Last month, that alphabet soup got a little less crowded when the Sustainability Accounting Standards Board and the International Integrated Reporting Council completed a merger, forming the Value Reporting Foundation.
For those who don’t know SASB, it’s a US-based nonprofit organization set up in 2011 that, as its name suggests, sets standards for environmental, social and governance reporting. The IIRC, established a year earlier, has a much broader mandate of setting global standards on how companies measure value.
The merger speaks to a larger trend, where the means of measuring ESG outcomes are becoming increasingly consolidated. For private equity, that means investors are becoming better equipped to ensure firms are putting ESG into practice.
“The world has moved towards integrated reporting, and it will move to all kinds of sustainability reporting that will be auditable,” said Wim Peeters, vice president of ESG rating agency EcoVadis. “Investors will be forced to produce nonfinancial data that is audited and produced according to certain reporting standards.”
In addition to the SASB-IIRC merger, there have been other initiatives to establish more standardized means of measuring ESG and sustainability. For example, the SASB and IIRC recently joined with three other standard-setting institutions—the Carbon Disclosure Project, the Climate Disclosure Standards Board and the Global Reporting Initiative—to set a new standard for climate-related financial disclosures.
Meanwhile, the International Financial Reporting Standards, which oversees the International Accounting Standards Board, launched a consultation paper on universal sustainability reporting guidelines. Both developments are expected to have implications for fund managers in terms of how they report on their ESG practice, as well as the investment decisions their LPs will make based on that information.
To date, the UN Principles of Responsible Investment have perhaps had the biggest influence on how private equity grapples with ESG compliance. The PRI was launched in 2006 with the idea that ESG can impact portfolio performance, and therefore should be considered along with traditional financial factors as investors fulfill their fiduciary duty.

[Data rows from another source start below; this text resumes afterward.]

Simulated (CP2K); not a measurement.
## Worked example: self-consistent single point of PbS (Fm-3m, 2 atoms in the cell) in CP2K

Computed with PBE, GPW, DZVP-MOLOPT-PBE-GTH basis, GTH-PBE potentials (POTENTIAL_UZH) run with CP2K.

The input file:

The earliest PE signatories tended to be to larger, well-established firms with more resources for integrating ESG in their investment practice. KKR and Actis both signed up for the PRI framework in 2009, soon after it launched. A year prior, KKR also set up a Green Portfolio Program (the predecessor to its Green Solutions Platform) to report the ESG impact of its investments across several funds.
Many private equity firms are only just getting up to speed, including Asian PE investor PAG, which signed up for the PRI last month.
While the UN PRI remains important, some suggest that merely being a signatory will not be enough for LPs. When, in 2019, the Institutional Limited Partners Association (an industry body representing limited partners) launched its third set of principles, ESG was a core focus. As such, effective and transparent ESG reporting is now becoming a key consideration for all private equity investors, from the largest asset managers to smaller mid-market PE firms.
Steven Okun, CEO of Singapore-based ESG advisory firm APAC Advisors, was also the director of public affairs for KKR in Asia when the firm codified its private equity ESG policy. Okun said an ability to measure and demonstrate positive ESG outcomes is important for GPs looking to raise capital.
“Sophisticated LPs are now asking tougher questions about a firm’s ESG efforts,” he explained. “For GPs, it’s no longer enough to just say, ‘Oh, we have an ESG policy.'”
This sentiment was echoed in PitchBook’s Sustainable Investment Survey last year, in which nearly a third of respondents, including GPs and LPs, said the biggest challenge in sustainable investing is that it’s unclear how to define and measure impact outcomes.No one size fits all
One part of the issue is that LPs and GPs each have their own set of standards when it comes to rating investors’ ESG performance. For some, the hope is that, similar to the way financial accounting standards have evolved over the years, a nonfinancial reporting standard will emerge. It is easier said than done—especially when many private equity investors have their own well-established methodologies.
“A lot of our focus has been measuring how our GPs are integrating ESG,” said Yohan Hill, director of ESG at fund-of-funds Adams Street Partners, which was an early signatory of PRI and has its own ESG rating system that scores GPs from a scale of one to 100.
However, while some aspects of ESG performance are easier to measure—like using carbon dioxide emissions to measure climate impact—it can be more difficult to quantify other aspects. The PRI, for example, covers human rights and labor standards, doing business in conflict zones, and corporate governance issues such as cybersecurity tax avoidance, corruption and executive pay. These each impact industries in different ways.
“Increasingly, we are looking at platforms that we can use to get actual data on the portfolio companies that our GPs hold and also the practices of those companies. It can be challenging finding metrics that we can aggregate at a portfolio level,” said Hill.
“Every industry has unique industry issues, so you don’t necessarily have a common metric that you can use to report across the board,” he added.
To some extent, this can be mitigated by using industry benchmarking from an ESG perspective. EcoVadis’ Peeters said his firm could measure the performance of a plastics company, for example, by comparing it with its industry peers.
Nevertheless, Ryan McNelley, who is a London-based portfolio valuation expert with consultancy Duff & Phelps, made the point that PE managers will still have to demonstrate that the ESG initiatives they launched are not just delivering the nonfinancial returns, but also impacting the financial value of the company. Investors will still want to know if ESG measures have created value, whether the impact was neutral or even destroyed financial value.
“Speaking from a valuation perspective, it is clearly still a moving target,” said McNelley. He also made the point that ESG initiatives implemented during the PE ownership period may not come to fruition until after a company is exited. So until a manager is able to prove that kind of long-term impact, it will be hard to reflect that in the valuation upon exit.
“You can’t manage what you can’t measure,” added Andrew Probert, a managing director with Duff & Phelps who advises on deals. “I think until standardization comes, and it is prevalent, that will be the single biggest blocker to people adopting broad, wide-sweeping ESG initiatives and wanting to pay more attention to it.”